An alternative perspective takes into account the hundreds of opportunities to view a show on cable that originally aired in broadcast prime. Over a typical week or quarter, audiences accumulate to deliver many times the viewership achieved by the same program airing each week in broadcast prime. Combined with a prime time broadcast buy, cable telecasts offer significant opportunities for incremental reach.
"The Big Bang Theory" is a great example.
The show airs in prime on CBS each Thursday evening. During the fourth quarter of 2013, the show had 13prime-time telecasts; the average W25-54 viewer saw four of the 13 telecasts.

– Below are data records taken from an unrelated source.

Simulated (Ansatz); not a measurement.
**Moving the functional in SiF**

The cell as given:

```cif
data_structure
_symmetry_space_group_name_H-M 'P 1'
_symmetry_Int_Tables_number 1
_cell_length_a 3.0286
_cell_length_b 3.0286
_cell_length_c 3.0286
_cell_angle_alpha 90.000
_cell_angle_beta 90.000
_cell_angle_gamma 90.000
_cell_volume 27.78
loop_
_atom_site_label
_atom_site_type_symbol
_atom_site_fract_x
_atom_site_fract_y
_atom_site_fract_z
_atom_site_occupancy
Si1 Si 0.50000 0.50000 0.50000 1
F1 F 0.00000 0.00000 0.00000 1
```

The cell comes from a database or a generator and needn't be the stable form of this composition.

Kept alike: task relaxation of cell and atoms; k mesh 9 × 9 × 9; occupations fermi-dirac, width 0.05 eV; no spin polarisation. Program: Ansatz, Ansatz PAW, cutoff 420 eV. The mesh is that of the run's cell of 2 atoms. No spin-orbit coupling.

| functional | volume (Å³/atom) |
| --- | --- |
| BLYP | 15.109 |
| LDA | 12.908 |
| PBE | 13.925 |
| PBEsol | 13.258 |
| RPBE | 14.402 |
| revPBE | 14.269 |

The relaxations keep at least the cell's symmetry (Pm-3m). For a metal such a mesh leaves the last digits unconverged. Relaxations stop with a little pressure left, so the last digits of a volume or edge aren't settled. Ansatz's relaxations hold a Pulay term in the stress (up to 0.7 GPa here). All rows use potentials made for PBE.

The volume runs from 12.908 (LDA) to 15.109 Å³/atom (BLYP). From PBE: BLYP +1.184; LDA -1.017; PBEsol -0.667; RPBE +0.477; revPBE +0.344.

During the same 14 week period, more than 300 telecasts of The Big Bang Theory aired on TBS in prime time, dispersed across most days of the week.
Despite each cable telecast delivering about one-sixth the audience of the average broadcast prime telecast, the more than 300 cable telecasts combine to deliver four times as many rating points as the show in broadcast prime.
About 60% of the CBS prime-time audience viewed additional airings of "The Big Bang Theory" on TBS, a very large number of viewers. Beyond that audience, an addition 40% of the TBS audience is new to show, representing incremental reach.
These are big numbers, and they place a different perspective on prime-time programs re-airing on cable.
This pattern extends beyond "The Big Bang Theory" to shows like "Modern Family" and "NCIS" – some of the highest rated shows on television
"Modern Family" airs during prime time on Wednesdays on ABC. The show had 11 prime time telecasts during the fourth quarter of 2013; the average viewer saw about 3.5 telecasts. During the same quarter, the show aired on the USA network on approximately 450 different occasions, during prime time dispersed across Tuesdays, Fridays and Saturdays.
Despite each cable telecast delivering about one-seventh the audience of the usual broadcast prime telecast, the 450 or so telecasts combined to deliver about five times as many rating points as the average broadcast prime showing.
About half of the ABC prime time W25-54 audience viewed additional airings of "Modern Family" on USA – again, a large number of viewers. Beyond that audience, about 60% of the USA audience is new to "Modern Family" and represents incremental reach for the show.
And finally, "NCIS." The show airs during prime time on CBS each Tuesday evening. Over Q4 2013, "NCIS" had 12 prime time telecasts; the average viewer saw about four telecasts of the twelve. Over the same time period, viewers had about 350 opportunities to view the program on USA — Mondays, Wednesdays and Saturdays — dispersed across day and early fringe dayparts.
Despite each cable telecast delivering about one-tenth the audience of the usual broadcast prime time telecast, the 350 or so telecasts combined to deliver about three times as many rating points as the average broadcast prime showing.
About 40% of the CBS prime time W25-54 audience viewed additional airings of NCIS on USA – still, a large number of viewers. And beyond that audience, forty percent of the USA audience is new to NCIS, representing incremental reach for the show.
We have seen three cases that lend insight into reasons that television optimizers tend to suggest a mix of broadcast prime and large amounts of run-of-schedule cable. Despite the very low ratings per telecast within cable, highly dispersed schedules offer the opportunity to build unique reach — a fraction of a rating point at a time. And, as optimizers bear out, the benefits of a combined broadcast and cable schedule are magnified when considering cable cost efficiencies.